Song is not done, though; he intends to cut the static overhead to zero bytes, albeit still with a maximum of ten. His goal to cap that overhead at eight bytes will not be realized in the short term because refault tracking for the memory resource controller requires more data. In the long term, he still hopes to cut the maximum overhead to three bytes per page.

The need for some operations to bypass the swap cache has been removed, and most of the swap-oriented helpers are now folio based. Most operations only need the folio lock now; there are opportunities, he said, to optimize further by applying some lockless algorithms. Work to unify folio allocation with the swap cache is still in progress. Currently, anonymous and shared-memory folios come with their own allocation logic that may bypass readahead; he described this code as a long, complex, and racy fallback loop. He is working to replace it with a single allocation helper.

Other work is aimed at letting the system make better use of the swap cache; better readahead support is an important step in that direction. The zram subsystem can take advantage of it now but, he said, whether that is beneficial is not entirely clear. It may be that zram is fast enough already.

Swapping I/O is asynchronous and takes time; that means that there can be a long delay between the onset of memory pressure and the completion of the I/O that allows that pressure to be relieved. By the time that happens, it may turn out that the system has overshot and swapped out more pages than really needed. This could be helped by immediately dropping pages from the swap cache once writeout has completed. He is not sure why that is not always done now; more research is needed there.

There are a number of other problems yet to be solved. Swapping of PMD-level huge pages is not as efficient as it could be. Readahead can end up bringing in pages used for hibernation, which is wasteful but not a huge problem, though the workaround is ugly. He is contemplating adding a special bit to mark pages reserved for hibernation. There are users who would like to be able to resize swap areas on the fly; that should be practical to implement now.
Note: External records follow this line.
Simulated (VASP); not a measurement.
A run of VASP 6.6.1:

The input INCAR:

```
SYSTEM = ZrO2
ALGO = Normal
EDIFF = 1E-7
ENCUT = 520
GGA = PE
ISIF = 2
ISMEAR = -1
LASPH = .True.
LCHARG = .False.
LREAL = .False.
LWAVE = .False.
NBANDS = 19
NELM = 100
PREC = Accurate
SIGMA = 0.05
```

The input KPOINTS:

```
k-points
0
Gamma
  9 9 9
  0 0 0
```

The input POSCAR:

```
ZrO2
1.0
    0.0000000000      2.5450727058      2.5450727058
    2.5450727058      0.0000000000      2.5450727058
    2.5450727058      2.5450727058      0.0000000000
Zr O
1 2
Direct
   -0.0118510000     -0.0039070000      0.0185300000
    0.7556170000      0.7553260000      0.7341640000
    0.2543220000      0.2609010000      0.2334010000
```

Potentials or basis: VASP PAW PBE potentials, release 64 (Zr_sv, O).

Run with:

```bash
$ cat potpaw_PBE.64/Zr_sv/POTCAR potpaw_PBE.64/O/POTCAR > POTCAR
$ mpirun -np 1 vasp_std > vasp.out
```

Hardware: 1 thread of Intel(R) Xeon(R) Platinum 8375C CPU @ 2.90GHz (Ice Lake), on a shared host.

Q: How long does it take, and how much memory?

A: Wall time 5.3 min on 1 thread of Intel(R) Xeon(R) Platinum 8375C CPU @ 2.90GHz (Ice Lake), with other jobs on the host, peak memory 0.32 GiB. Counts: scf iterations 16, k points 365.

Another problem arises when both anonymous and shared-memory (shmfs) folios are swapped to the same device. If shmfs-backed transparent huge pages (THPs) are being swapped, they can end up overlapping an anonymous page's slot; when that happens now, the offending folio is simply dropped. The problem will worsen, though, if readahead gains support for THPs. He is contemplating creating a new swap-table type to address this problem. Matthew Wilcox said the problem may come down to a confusion of logical (within the owning process's address space) and physical readahead; we are doing something wrong somewhere, he suggested.

Song is looking into compaction of the swap table. The system manages swap space in clusters, which are organized into a least-recently-used list. It might be possible to drop full clusters from the list; that would increase performance, but might increase memory pressure.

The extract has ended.